Technical Debt in Machine Learning

Or how to shoot yourself in the foot with a bazooka.

Many of us frown upon the technical debt but generally, it is not a bad thing. Technical debt is an instrument which is justified when we need to meet some release deadlines or unblock a colleague. The problem with the technical debt though is the same as with the financial debt — when the time comes to pay the debt we give back more than we took at the beginning. That is because the technical debt has a compound effect.

Experienced teams know when to back up seeing a piling debt, but technical debt in machine learning piles extremely fast. You can create months worth of debt in a matter of one working day and even the most experienced teams can miss a moment when the debt is so huge that it sets them back for half a year, which is often enough to kill a fast-pacing project.

Here are three fantastic papers that explore this issue:
Machine Learning: The High Interest Credit Card of Technical Debt NIPS’14
Hidden Technical Debt in Machine Learning Systems NIPS’15
What’s your ML test score? NIPS’16

These papers categorize and present dozens of machine learning anti-patterns that can slowly creep into your infrastructure creating a time bomb. Here I discuss only three anti-patterns that wake me up at night in a cold sweat and I will leave the rest to the reader.

Feedback Loops

Feedback loops happen when the output of the ML model is indirectly fed into its own input. Sounds like something which is easy to avoid but it is actually not in practice. There are multiple variations of feedback loops and NIPS’14 paper gives a great example but I will give the one which is more real-lify.

Example
Let us say your company has a shopping website. A backend team comes up with a recommender system which decides whether to show a pop-up notification with an offer based on the customer’s profile and the history of past purchases. Naturally, you want to train your recommender system based on the previously clicked or ignored pop-up notifications, which is not a feedback loop, yet. You launch this feature and rejoice as the fraction of clicked notifications slowly grows week-over-week. You explain this growth with an ability of AI to improve on its past performance :) What you didn’t know though is that the front-end team implemented a fixed threshold which hides pop-up notification if the confidence of a recommended offer is less than 50%, because obviously, they do not want to show potentially bad offers to the customers. As the time passes, the recommendations that would previously be in the 50–60% confidence range are now inferred with the <50% confidence, leaving only the most potent recommendations in the 50–100% bracket. That is a feedback loop — your metric grows but the quality of the system does not improve. Morale: you should not only exploit the ML system but also allow it to explore — get rid of the fixed threshold.

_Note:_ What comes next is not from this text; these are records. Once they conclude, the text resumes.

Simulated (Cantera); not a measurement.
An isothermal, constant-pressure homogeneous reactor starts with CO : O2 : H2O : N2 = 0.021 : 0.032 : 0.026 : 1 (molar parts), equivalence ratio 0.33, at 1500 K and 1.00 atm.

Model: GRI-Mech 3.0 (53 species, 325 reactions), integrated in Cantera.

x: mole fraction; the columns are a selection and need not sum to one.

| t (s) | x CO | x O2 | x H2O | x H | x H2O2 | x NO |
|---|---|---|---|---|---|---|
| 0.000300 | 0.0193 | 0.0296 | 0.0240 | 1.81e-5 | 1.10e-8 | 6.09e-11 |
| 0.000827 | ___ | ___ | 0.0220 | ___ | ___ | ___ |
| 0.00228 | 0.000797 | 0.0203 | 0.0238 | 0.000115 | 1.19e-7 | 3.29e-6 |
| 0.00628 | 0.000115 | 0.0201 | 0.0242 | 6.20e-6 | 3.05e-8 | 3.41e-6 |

In small companies, it is relatively easy to control the feedback loops, but in large companies with dozens of teams working on dozens of complex systems piped into each other some of the feedback loops are very likely to be missed.

Feedback loops can be smelled if you notice that some of your metrics slowly drift upwards with the time even when there are no launches. Finding and fixing the loop is a much harder problem since it involves a directed cross-team effort.

Correction Cascades

Correction cascades happen when the ML model does not learn the thing that you want it to learn and you end up applying a hotfix on the output of the ML model. As the hotfixes pile-up you end up with a thick layer of heuristics on the top of the ML model which is called a correction cascade. Correction cascades are extremely tempting even in the absence of time pressure. It is easy to apply a filter to the output of the ML system in order to take care of some rare special cases that ML does not want to learn.

Correction cascades decorrelate the metrics that your ML model tries to optimize while training from the overall metrics of the entire system. As this layer grows thicker you can no longer figure out what changes to the ML model would improve the final metrics that you present to your boss and you end up not being able to deliver the new improvements.

Hobo-features

Hobo-features are features that do nothing useful in your ML system and you cannot get rid of them. There are three types of hobo-features:

Bundled features
Sometimes when we have a group of new features you evaluate them together and if found beneficial submit the entire bundle. Unfortunately, only some of the features in the bundle can be useful while other features are dragging it down.

ε-Features
It is tempting to sometimes add a feature even when the quality increase is very minor. Such features, however, may become neutral or negative in a week if the underlying data drifts a bit.

Legacy features
As times goes on, we add new features to a project and never reevaluate them again. In a couple of months, some of these features may become totally useless or superseded by the new features.

In a complex ML system, the only way to efficiently weed out the hobo-features is to try pruning them one at a time. Meaning, you remove one feature at a time, train the ML system, and evaluate it using your metrics. If the system takes 1 day to train, we can run at most 5 trainings at a time, and we have 500 features, then pruning all of them will take us 100 days. Unfortunately features may interact which means you have to try pruning all possible subsets of features, which becomes an exponentially hard problem.

With Our Powers Combined

Having all three anti-patterns in your machine learning infrastructure can be an instakill to the entire project.

With the feedback loops, your metrics won’t reflect the real quality of the system and your ML model will learn to exploit these feedback loops instead of learning useful things. Additionally, as the time goes your model may be unintentionally shaped by the engineering team to exploit these loops even more.

The correction cascades will loosen correlation between the metrics measured directly on the ML model and a system as a whole. You will end up in a situation where positive improvements to the ML model have a random effect on the metrics of the overall system.

With hobo-features you won’t even know which of your hundreds of features actually carry the useful information and it will be too expensive to prune them. On a daily basis, the metrics that you commonly monitor will randomly jump up or drop down because some of the garbage features will randomly seizure. And no, regularization helps just a little bit.

You end up with the project where the metrics randomly jump up or down, do not reflect the actual quality, and you are not able to improve them. The only way out would be to rewrite the entire project from the scratch. That is when you know — you shot yourself in the foot with a bazooka.